Data Engineering

Kinds of Data

  • Structured — fixed schema; relational tables, well-formed CSV.
  • Semi-structured — schema is present but must be teased out: JSON, XML, log files, email headers.
  • Unstructured — text, images, audio, video. Needs transformation/feature extraction before processing.

The Vs of Data

  • Volume — how much.
  • Velocity — how fast it arrives (batch vs. streaming).
  • Variety — how many shapes/sources.
  • (Often extended with Veracity (quality/trust) and Value.)

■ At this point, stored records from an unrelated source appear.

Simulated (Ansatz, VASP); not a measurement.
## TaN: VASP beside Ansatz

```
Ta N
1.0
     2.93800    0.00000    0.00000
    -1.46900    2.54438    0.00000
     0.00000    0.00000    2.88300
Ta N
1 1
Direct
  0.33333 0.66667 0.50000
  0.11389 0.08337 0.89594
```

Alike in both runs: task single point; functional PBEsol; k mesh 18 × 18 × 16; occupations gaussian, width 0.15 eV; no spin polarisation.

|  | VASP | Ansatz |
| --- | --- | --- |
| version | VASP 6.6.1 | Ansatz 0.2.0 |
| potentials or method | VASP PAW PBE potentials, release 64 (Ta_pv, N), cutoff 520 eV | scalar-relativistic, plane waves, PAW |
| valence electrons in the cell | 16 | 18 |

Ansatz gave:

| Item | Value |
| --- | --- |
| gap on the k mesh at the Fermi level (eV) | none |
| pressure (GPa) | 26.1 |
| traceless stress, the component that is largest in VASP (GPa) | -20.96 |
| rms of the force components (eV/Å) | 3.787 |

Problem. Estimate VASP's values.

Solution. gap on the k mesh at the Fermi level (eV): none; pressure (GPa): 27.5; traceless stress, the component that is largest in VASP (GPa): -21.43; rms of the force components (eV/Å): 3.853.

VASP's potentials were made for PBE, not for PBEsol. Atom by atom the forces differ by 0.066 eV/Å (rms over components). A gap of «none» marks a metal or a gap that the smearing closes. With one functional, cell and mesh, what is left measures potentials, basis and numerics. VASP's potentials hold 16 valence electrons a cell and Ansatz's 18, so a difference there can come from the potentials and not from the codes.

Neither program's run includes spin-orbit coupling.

Warehouse vs. Lake vs. Lakehouse vs. Mesh

  • Data Warehouse — schema-on-write, optimized for BI/SQL analytics. Redshift, BigQuery, Snowflake. Classic ETL.
  • Data Lake — schema-on-read, raw data in cheap object storage (S3). ELT (load first, transform later).
  • Lakehouse — warehouse semantics (ACID, schema) on lake storage. Delta Lake, Apache Iceberg, Hudi; AWS Lake Formation + Redshift Spectrum; Databricks.
  • Data Mesh — an organizational pattern: domain ownership of data-as-a-product, federated governance. Not a specific technology; may use Glue/Lake Formation underneath.

ETL vs. ELT

flowchart LR
  subgraph ETL
    S1[Source] --> T1[Transform] --> W[(Warehouse)]
  end
  subgraph ELT
    S2[Source] --> L[(Lake)] --> T2[Transform in place]
  end

ELT wins when storage is cheap and compute is elastic (the cloud default).

Common File Formats

  • CSV/JSON — human-readable, row-based, no schema enforcement.
  • Avro — row-based, embedded schema; good for streaming/write-heavy.
  • Parquet / ORCcolumnar, compressed; ideal for analytical scans (read only the columns you need).

On AWS

  • Glue — serverless ETL + Data Catalog; Schema Registry for discovery & compatibility.
  • Athena — serverless SQL over S3 (Presto/Trino).
  • Redshift / Redshift Spectrum, EMR (Spark), Kinesis for streaming, Lake Formation for governance.
  • Data lineage — track origin/flow (e.g. Glue + Neptune + Spline).

DB Performance Levers

  • Indexing — avoid full scans; enforce uniqueness/integrity (costs writes).
  • Partitioning — prune data scanned (by date, tenant).
  • Compression — columnar compresses far better than row-based.